Bar graphs are useful for displaying relationships between categorical data and at least one numerical variable. seaborn.countplot is a barplot where the dependent variable is the number of instances of each instance of the independent variable.

dataset: IMDB 5000 Movie Dataset

%matplotlib inline
import pandas as pd
import matplotlib.pyplot as plt
import seaborn as sns
plt.rcParams['figure.figsize'] = (20.0, 10.0)
df = pd.read_csv('../../../datasets/movie_metadata.csv')
For the bar plot, let’s look at the number of movies in each category, allowing each movie to be counted more than once.

# split each movie's genre list, then form a set from the unwrapped list of all genres
categories = set([s for genre_list in df.genres.unique() for s in genre_list.split("|")])

# one-hot encode each movie's classification
for cat in categories:
    df[cat] = df.genres.transform(lambda s: int(cat in s))
# drop other columns
df = df[['director_name','genres','duration'] + list(categories)]

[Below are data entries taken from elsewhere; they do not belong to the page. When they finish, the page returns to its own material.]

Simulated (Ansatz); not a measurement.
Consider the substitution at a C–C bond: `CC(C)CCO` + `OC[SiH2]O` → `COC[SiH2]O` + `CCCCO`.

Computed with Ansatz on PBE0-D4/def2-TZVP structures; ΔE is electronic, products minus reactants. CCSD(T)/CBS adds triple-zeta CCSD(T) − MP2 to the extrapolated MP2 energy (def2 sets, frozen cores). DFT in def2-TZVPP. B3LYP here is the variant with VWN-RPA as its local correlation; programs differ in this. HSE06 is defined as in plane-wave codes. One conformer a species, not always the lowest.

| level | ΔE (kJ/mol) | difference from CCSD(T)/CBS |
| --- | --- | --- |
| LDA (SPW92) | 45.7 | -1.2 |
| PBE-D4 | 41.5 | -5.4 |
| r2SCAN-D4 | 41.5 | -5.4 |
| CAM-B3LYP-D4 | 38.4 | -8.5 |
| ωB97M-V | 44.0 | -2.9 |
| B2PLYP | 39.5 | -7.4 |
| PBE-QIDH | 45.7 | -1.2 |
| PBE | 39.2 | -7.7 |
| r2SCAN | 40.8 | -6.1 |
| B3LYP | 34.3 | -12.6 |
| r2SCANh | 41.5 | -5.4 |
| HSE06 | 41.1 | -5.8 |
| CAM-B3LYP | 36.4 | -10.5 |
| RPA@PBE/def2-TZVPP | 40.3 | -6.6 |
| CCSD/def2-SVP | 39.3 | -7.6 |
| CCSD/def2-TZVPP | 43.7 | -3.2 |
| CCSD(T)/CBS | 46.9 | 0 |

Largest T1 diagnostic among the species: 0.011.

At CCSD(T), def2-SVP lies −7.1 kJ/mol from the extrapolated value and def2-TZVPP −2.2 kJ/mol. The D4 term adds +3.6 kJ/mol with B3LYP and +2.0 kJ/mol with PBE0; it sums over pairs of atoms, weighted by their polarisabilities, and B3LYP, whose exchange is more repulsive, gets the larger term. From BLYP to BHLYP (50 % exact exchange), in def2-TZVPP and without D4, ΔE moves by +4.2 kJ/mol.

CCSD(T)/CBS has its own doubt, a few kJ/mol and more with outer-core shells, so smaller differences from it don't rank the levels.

# convert from wide to long format and remove null classificaitons
df = pd.melt(df,
             value_vars = list(categories),
             var_name = 'Category',
             value_name = 'Count')
df = df.loc[df.Count>0]

# add an indicator whether a movie is short or long, split at 100 minutes runtime
df['islong'] = df.duration.transform(lambda x: int(x > 100))

# sort in descending order
#df = df.loc[df.groupby('Category').transform(sum).sort_values('Count', ascending=False).index]
Basic plot

p = sns.countplot(data=df, x = 'Category')


color by a category

p = sns.countplot(data=df,
                  x = 'Category',
                  hue = 'islong')


make plot horizontal

p = sns.countplot(data=df,
                  y = 'Category',
                  hue = 'islong')



p = sns.countplot(data=df,
                  y = 'Category',
                  hue = 'islong',


Various palettes

p = sns.countplot(data=df,
                  y = 'Category',
                  hue = 'islong',
                  palette = 'deep')


p = sns.countplot(data=df,
                  y = 'Category',
                  hue = 'islong',
                  palette = 'muted')


p = sns.countplot(data=df,
                  y = 'Category',
                  hue = 'islong',
                  palette = 'pastel')


p = sns.countplot(data=df,
                  y = 'Category',
                  hue = 'islong',
                  palette = 'bright')


p = sns.countplot(data=df,
                  y = 'Category',
                  hue = 'islong',
                  palette = 'dark')


p = sns.countplot(data=df,
                  y = 'Category',
                  hue = 'islong',
                  palette = 'colorblind')


p = sns.countplot(data=df,
                  y = 'Category',
                  hue = 'islong',
                  palette = ((50/255, 132/255.0, 191/255.0), (255/255.0, 232/255.0, 0/255.0)))


p = sns.countplot(data=df,
                  y = 'Category',
                  hue = 'islong',
                  palette = 'Dark2')


p = sns.countplot(data=df, x = 'Category')
plt.text(9,2000, "Color Palettes", fontsize = 95, color='black', fontstyle='italic')